First Published in E-International Relations
The widespread and ongoing devastation by ISIS of ancient sites in Iraq and Syria, annihilating the historical legacy of ancient civilizations like Babylon and Assyria, has aroused anger and alarm among archaeologists and politicians in those countries. Particularly the West is deeply concerned about this destruction in the Middle East. ISIS activists have already destroyed archaeological sites, statues, shrines and antiquities in dozens of locations, among them the ruins of the ancient Assyrian city of Kalakh in Iraq (Tel Nimrud), and Hatra, an ancient city in northern Iraq. Last August, ISIS blew up the Temple of Baalshamin in Palmyra (today the town of Tadmur), a UNESCO World Heritage Site and one of the most important archaeological sites in Syria.

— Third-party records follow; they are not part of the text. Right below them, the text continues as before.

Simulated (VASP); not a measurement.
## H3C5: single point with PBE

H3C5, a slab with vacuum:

This deep global concern about the fate of the antiquities is fueled by the propaganda network of ISIS itself, which periodically releases documentations of the systematic destructions. Mamun ‘Abd al-Karim, the director of the Syrian Department of Museums and Antiquities, puts horrifyingly that: “The cultural legacy of Palmyra is in dire straits […];”and that , “the national museum in Palmyra has been converted into a jail and a sharia court.” In his view, the international community is not doing enough to help save the antiquities, forgetting that they not only represent the historical legacy of Syria, but also of all humanity.
The destruction of historical monuments, however, is not a new phenomenon in human history. In the 12th century, the Mongols, under the command of Hulagu Khan, razed the palaces, institutions and monuments of Baghdad. Its libraries were reduced to ashes, most prominently Dar al-Hikma, which had housed valuable manuscripts of Arabic translations of Greek works. In the year 2001, the then-leader of the Taliban in Afghanistan, Mullah Omar, instructed his followers to destroy every statue in the country, among them were the two of Buddha, dating back to the 3rd and 5th centuries CE. In this respect, ISIS is no different from modern conquerors that preceded it; nevertheless, the media response to the current destruction of antiquities is far more extensive.
Why, then, is ISIS not only conducting the systematic destruction of antiquities, but widely advertising the fact as well? What does it hope to achieve with this strategy?
Several interrelated reasons can be identified:
ISIS reaps political dividends from the mere fact of the obsessive concern and anxiety in the West over the destruction of antiquities in Syria and Iraq. The debate has allowed it to establish itself in the global consciousness as an organization that is faithful to the principles of Islam. It is viewed as an organization that does not hesitate to take up arms against its enemies, and thus has become a magnet for many young Muslims. The media spectacle of the destruction of antiquities by ISIS makes a mockery of the Iraqi and Syrian regimes, which are shown as impotent to confront it. Western nations are ridiculed as well: they raise a media storm over the issue of antiquities, but their voices are scarcely heard when it comes to the persecution and massacre of minorities, like the Yazidi in northern Iraq. Beyond that, it is worth reiterating, ISIS has successfully leveraged the lucrative antiquities trade into a source for financing its activities.